As Bob Iger previously said, Disney is reducing its workforce by approximately 7,000 jobs as part of a strategic and streamlined realignment. Today I am sharing the difficult news that we are beginning to notify ESPN employees whose positions are impacted.

As we advance as a core segment of Disney, with operational control and financial responsibility, we must further identify ways to be efficient and nimble. We will continue to focus our workforce on initiatives that are most closely aligned with our critical priorities and emphasize decision-making and responsibility deeper into the organization. That said, I do not want to minimize the enormous toll of saying goodbye to dedicated colleagues that have worked tirelessly to strengthen ESPN and deliver for sports fans. The people of ESPN, and their constant resolve to get the job done, to excel and to innovate, have built this place. We will act with compassion, respect for our colleagues, and professionalism as we face these hard circumstances.

Employees in this wave will hear from their leader and HR partner this week. We will have another wave of notifications that will be completed by the start of the summer for those that are not in front-facing talent roles.

To those that will be leaving ESPN, I want to thank you for your many contributions and reinforce that the company is here to support you during this challenging transition. Please reach out to your HR Partner if you have any questions. 
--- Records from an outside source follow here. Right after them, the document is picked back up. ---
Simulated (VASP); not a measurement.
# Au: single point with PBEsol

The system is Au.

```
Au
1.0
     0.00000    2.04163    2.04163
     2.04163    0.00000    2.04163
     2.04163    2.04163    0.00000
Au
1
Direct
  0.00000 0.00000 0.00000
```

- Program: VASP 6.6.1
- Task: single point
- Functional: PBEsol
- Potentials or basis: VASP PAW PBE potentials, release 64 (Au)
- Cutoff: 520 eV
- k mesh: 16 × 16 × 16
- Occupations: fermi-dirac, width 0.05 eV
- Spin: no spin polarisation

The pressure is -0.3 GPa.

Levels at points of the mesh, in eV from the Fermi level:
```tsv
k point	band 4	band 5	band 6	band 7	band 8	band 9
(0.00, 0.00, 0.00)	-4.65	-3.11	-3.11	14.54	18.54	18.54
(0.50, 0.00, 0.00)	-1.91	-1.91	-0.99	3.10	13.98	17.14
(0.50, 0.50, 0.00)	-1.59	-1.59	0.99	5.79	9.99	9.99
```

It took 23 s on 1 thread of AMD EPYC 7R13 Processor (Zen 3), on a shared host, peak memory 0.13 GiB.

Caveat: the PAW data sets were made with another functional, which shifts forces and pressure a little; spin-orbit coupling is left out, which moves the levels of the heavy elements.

While these decisions were made with considerable thought, I also want to recognize that we understand that this has been a long – but thorough – process with a lot of uncertainty. This type of action impacts everyone. Thank you for your continued patience.   

ESPN has been built on camaraderie, resilience, and a collective passion to serve sports fans. Those values are crucial during tough times. Please continue to be supportive of each other.